Keyword ranking is an essential KPI because it’s what clients directly correlate with SEO success.
Keyword ranking improvements are the first entry point to achieve other primary objectives: more traffic, leads, and sales.
You should keep a close eye on keyword rankings.
Fluctuations are normal and Google algorithm updates can cause significant volatility, but in the long view you should see growth.
Keep an eye at least weekly if not daily, as a drop in rankings could signal an issue with your site that must be addressed.
But don’t panic if you see minor drops. Over-optimization is just as bad as under-optimization.
Your on-page and off-page optimization efforts will result in keyword rankings improvements.
Everything from high-quality content additions to speed optimizations to link building to developing an engaged social following, among other ranking factors, will help improve rankings.
3. Leads/Conversions
The first two ranking factors relate to attracting visitors to your site from search engines – but what action do you need users to take once they’ve landed on your site?
You’ll want to generate a lead that will hopefully convert into a sale.
A lead is any kind of contact with a potential customer. It could be a:
- Newsletter signup.
- Contact form submission asking for more information.
- Phone call.
- Registration for a webinar.
- Completed purchase.
If you set up goals and events in Google Analytics, you can track leads across a variety of dimensions:
- Do you have a higher conversion rate on mobile vs. desktop?
- Men vs. women?
- What page drives the most leads?
You can also set up goal funnels to see where people drop off in the process and make improvements to your site and iterate from there.
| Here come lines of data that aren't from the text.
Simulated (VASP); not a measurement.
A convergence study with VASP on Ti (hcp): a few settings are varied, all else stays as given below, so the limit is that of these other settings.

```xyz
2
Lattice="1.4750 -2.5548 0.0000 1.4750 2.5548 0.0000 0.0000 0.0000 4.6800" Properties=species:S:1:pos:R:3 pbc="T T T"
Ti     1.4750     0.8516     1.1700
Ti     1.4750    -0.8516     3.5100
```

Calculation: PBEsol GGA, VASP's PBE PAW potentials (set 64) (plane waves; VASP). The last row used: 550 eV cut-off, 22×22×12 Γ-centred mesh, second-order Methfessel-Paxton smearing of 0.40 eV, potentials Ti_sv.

An increase in leads not only means you’re drawing more visitors to the site, but those visitors are completing the desired action in higher and higher numbers.
This is an essential KPI because it relates so closely to the core business objective of growing the customer base and increasing sales.
To improve results for this KPI, put focus on conversion rate optimization (CRO) and user experience (UX).
- Is your website easy to navigate?
- Are calls-to-action (CTAs) prominent and clear?
- Is the content trustworthy and persuasive?
- Can the user move through the conversion funnel in easy and expected ways?
4. Bounce Rate
Bounce rate is a metric that measures the percent of sessions where the user loads the page and immediately exits without performing any action.
Bounce rate is calculated by dividing the number of non-interactive sessions by the total number of sessions.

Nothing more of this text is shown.